An overlay shows Steam Deck performance as Hades is played.

Hades at 60 fps at 800p with a solid battery life estimate.

A continuously evolving handheld gaming PC

The review period over the past couple of weeks has been interesting, and it was unlike other hardware reviews I've done in terms of how hot software updates were coming in, right up to the day before launch. Performance improvements in areas such as wi-fi connectivity, faster speed for game suspension and resume, significant updates to UI and storefront layout, and general performance gradually made the Deck experience better as time went on.

Valve also has a tiered system that shows players which games are Deck verified and meet standards of control, performance, UI, and other factors important to a portable game device. The "Great on Deck" list of games continues to expand as Valve tests each game.

A snippet of the

A snippet of the "Great on Deck" storefront.

While major software updates may slow as time goes on, it did make me think about how the Deck will be a platform that is continuously evolving. One specific area I would love to see are some battery performance presets to maximize battery life without having to fiddle so much with settings. An area that Valve has already said it will be improving via an update is the docking compatibility, which is important because a lot of people (like myself) like the idea of using the Deck with a larger monitor or TV. (I don't have my hands on an official dock—just a bog standard USB hub—and I had mixed docking results, particularly with resolutions.)

Right now, the docked-to-undocked-and-back experience is not as smooth as we see with a Switch, though Valve said it plans on improving this in the future, including by offering an option to allow players to render select games at a higher resolution than the standard 800p. The docked experience for Deck is distantly second in priority to the handheld experience. But I wonder if we'll really miss being able to play Cyberpunk 2077 at 800p on a big OLED TV anyway…probably not.

The other big question that prospective Steam Deck customers have is its compatibility with Windows. I didn't test the Deck with Windows, and at this point, Windows isn't optimized on Deck quite yet due to drivers that are in review, according to Valve. But the company is working to make Windows an optimized experience on Deck.

This device has a long road ahead of it in terms of significant improvements via software updates beyond its launch and I expect a lot of the initial qualms we see here can be ironed out via software updates.

Images of various prototypes from across the Steam Deck's development.

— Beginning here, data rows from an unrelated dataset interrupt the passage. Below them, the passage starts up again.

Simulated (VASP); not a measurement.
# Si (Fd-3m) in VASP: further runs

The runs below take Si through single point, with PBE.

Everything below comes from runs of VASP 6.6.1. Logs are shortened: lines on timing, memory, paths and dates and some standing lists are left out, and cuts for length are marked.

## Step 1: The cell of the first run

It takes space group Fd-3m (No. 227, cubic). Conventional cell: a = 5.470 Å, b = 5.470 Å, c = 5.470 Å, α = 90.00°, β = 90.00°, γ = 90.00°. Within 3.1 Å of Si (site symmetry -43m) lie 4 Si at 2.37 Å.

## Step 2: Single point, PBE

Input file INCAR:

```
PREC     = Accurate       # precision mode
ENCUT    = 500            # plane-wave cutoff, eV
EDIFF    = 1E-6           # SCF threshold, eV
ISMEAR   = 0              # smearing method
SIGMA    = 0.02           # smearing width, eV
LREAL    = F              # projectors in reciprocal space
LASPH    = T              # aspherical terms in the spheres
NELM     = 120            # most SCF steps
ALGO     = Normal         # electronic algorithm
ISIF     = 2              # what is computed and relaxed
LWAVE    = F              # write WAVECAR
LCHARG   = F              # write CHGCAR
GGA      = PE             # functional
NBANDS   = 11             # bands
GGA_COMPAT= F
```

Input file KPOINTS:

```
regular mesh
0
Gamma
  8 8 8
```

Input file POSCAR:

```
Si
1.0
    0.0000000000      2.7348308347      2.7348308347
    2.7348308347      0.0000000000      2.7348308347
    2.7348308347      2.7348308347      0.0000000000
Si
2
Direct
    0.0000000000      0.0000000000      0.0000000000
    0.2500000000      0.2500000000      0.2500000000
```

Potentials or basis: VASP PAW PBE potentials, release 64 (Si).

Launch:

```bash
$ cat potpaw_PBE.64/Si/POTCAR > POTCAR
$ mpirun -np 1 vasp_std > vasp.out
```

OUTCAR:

Steam Deck prototypes (via Valve)

A new, exciting space for game developers

Valve president Gabe Newell has said he expects the Deck to sell millions of units and intends to create a new hardware category. The Deck sets a strong foundation to meet that goal. But reaching that goal is going to take a lot of time, and Newell and Valve understand that. This isn't a short-term play to simply gain more Steam accounts. This is Valve targeting its existing enthusiastic PC gaming audience and hoping that audience lays the foundation for a new hardware category whose ecosystem will include hardware makers beyond Valve.

This is Valve, once again, taking a risk for the sake of the long game and the Steam Deck puts the company in a strong position to make mobile PC gaming a legitimate market. And thanks to ease of development and a relatively turnkey out of the box experience for players, the Deck is poised to take game developers along for the ride.